But seriously, Peru is a badass country filled with incredible scenery. It has a little something for everyone, but for people coming from the UK (or North America), they are kind enough to offer a 183 day stay in the country without you having to even ask for a visa. That is staggering, honestly, and as a person who works online it is almost too good to be true. For those of you who are even worse at maths than me, that works out to about six months. If you are determined to work and travel, but want to stay in one place for a long period of time, six months is an incredible offer. To put that into perspective, most Asian countries offer a one month visa and they can be a real hassle to renew. This is also double the length of time offered by most of its neighbours.
I mentioned above that Georgia was the 4th safest country in the world in terms of crime, so it’s only fair to mention that Peru is pretty much the opposite. It has the 8th highest crime rate on earth. It’s pretty much tied with Brazil, the kidnapping capital of the world… but thankfully far behind Venezuela, where the national pastime is murder. On the other hand, Peru is a pretty cheap place to live in. The cost of living is far below that of Europe and North America, and ranks about the same as Vietnam.
Mexico (180 days)
I know what you’re thinking: 180 days? That’s shit compared to Peru. Think of all the things you could’ve done with those three extra days… Yes, it’s true. 183 days is slightly longer, but what madman came up with such an arbitrary number? There are several other countries offering 180 day visas and only Peru and St. Helena (is that even a country?) have opted for the bizarrely specific 183 day limitation. Oh well.
If you’re not fussed about those additional three days, perhaps you’d prefer a jaunt through sunny Mexico. Famous for its incredible food, humongous hats, and cheap booze, Mexico is a tourist dream. It’s not bad for living and working in, either. If you can hablo a little español, it’s a hell of a place. Just stay away from the vast tracts of land run by cartels… unless you have incredibly good life insurance.
That said, the crime rate in Mexico is quite a bit lower than in Peru and so is the cost of living. That cost of living, in fact, attracts digital nomads from over the border, with many young Americans flocking to Mexico City. But don’t let that put you off… Mexico is a great place to live if you earn your living online.
Japan (90-180 days)
This may seem like a strange choice as it is a notoriously expensive country and, if you have read anything by me on this website, you may have noticed that I advocate the frugal life. Japan is, in fact, the 4th most expensive place on Earth, and the most expensive outside of Europe. Yeah… That said, Japan gets much less expensive when you travel outside of Tokyo, and if you are willing to settle in the countryside for a while, you can get by on a modest budget.

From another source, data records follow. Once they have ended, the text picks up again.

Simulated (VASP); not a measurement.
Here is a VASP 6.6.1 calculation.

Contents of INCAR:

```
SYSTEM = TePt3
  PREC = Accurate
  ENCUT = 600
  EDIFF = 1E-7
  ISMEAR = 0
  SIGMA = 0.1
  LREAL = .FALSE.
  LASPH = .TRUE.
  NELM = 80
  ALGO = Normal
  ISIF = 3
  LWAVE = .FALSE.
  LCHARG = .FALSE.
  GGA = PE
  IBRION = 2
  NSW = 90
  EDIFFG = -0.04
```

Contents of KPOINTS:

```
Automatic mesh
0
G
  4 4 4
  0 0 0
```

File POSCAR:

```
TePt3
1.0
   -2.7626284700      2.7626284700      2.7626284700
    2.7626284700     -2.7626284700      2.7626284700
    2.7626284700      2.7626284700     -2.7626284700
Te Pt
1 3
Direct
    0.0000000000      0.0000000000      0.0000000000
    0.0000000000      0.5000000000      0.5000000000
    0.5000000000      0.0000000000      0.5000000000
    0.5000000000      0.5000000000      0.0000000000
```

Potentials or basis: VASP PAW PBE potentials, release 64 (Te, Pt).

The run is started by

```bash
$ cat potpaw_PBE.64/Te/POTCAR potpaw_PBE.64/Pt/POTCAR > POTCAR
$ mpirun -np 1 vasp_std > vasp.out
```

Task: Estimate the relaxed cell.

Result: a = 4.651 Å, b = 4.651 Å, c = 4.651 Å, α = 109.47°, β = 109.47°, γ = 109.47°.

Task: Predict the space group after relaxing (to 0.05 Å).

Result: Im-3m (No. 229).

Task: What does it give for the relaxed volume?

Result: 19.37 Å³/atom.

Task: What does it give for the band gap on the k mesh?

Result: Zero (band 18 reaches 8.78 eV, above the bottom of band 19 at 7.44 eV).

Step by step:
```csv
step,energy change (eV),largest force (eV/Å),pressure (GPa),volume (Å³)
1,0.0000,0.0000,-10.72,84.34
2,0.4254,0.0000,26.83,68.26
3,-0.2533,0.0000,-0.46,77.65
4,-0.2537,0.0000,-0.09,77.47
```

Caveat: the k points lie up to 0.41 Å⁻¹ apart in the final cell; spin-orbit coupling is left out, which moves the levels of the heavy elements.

In any case, I have picked Japan because it gives British people a visa-free 90 day stay in the country that is extendable quite easily for another 90 days. This means you can basically stay in Japan for half a year. Japan is also incredibly progressive in terms of working and educational visas in comparison to other countries in the region. If you were looking for a country to actually settle in for a longer period, and not just live the digital nomad life, Japan would be a great one to choose.
Beyond that, Japan is just fantastic. I’ve been there a half dozen times in my life and I’ve loved every minute of it. The people are just brilliant, the food is incredible, and you are pretty much living in the future. Seriously, the things you see in Japan won’t be found “back home” for years. As you might have guessed, then, Japan also has lightning fast internet – which is about as important to a remote worker as water and oxygen.
Nepal (90-150 days)
There is probably no point in me selling the virtues of living in Nepal. It is one of those countries that seems to be on everyone’s bucket list – a mysterious land way up in the sky, home to Mount Everest as well as jungles filled with rhino and tigers.
Sure, Nepal is a great place to get lost on a long backpacking trail… but what about its viability as a destination for working remotely? For a start, it is the 11th cheapest place in the world, so that’s good. On the other hand, their broadband is slower than the glaciers up in the mountains, and power cuts are a daily occurrence. That said, mobile internet there is quite fast and will probably cost you about $4 per month for 5GB of data, so as long as the battery on your laptop holds out, you can just tether it to your phone and work from there.
As for the visas, all Brits are entitled to 90 days visa-on-arrival, and this can be extended quite easily for another 30 days, bringing the total to 120 days. According to their embassy in London, “An additional 30 days visa may be granted on reasonable grounds from the Department.” Knowing Asia as I do, that more than likely means a small bribe is required. Perhaps don’t count on being there for more than 120 days…
Cambodia (30-? days)
Cambodia is still one of the best places for digital nomads. It’s an easy-going country with a very low cost of living, where the government is still pretty much happy to have any old foreigner come in and contribute to the economy. Things have become slightly stricter since I lived there in 2013, but it’s not too bad, and in fact I will be living there again a few weeks.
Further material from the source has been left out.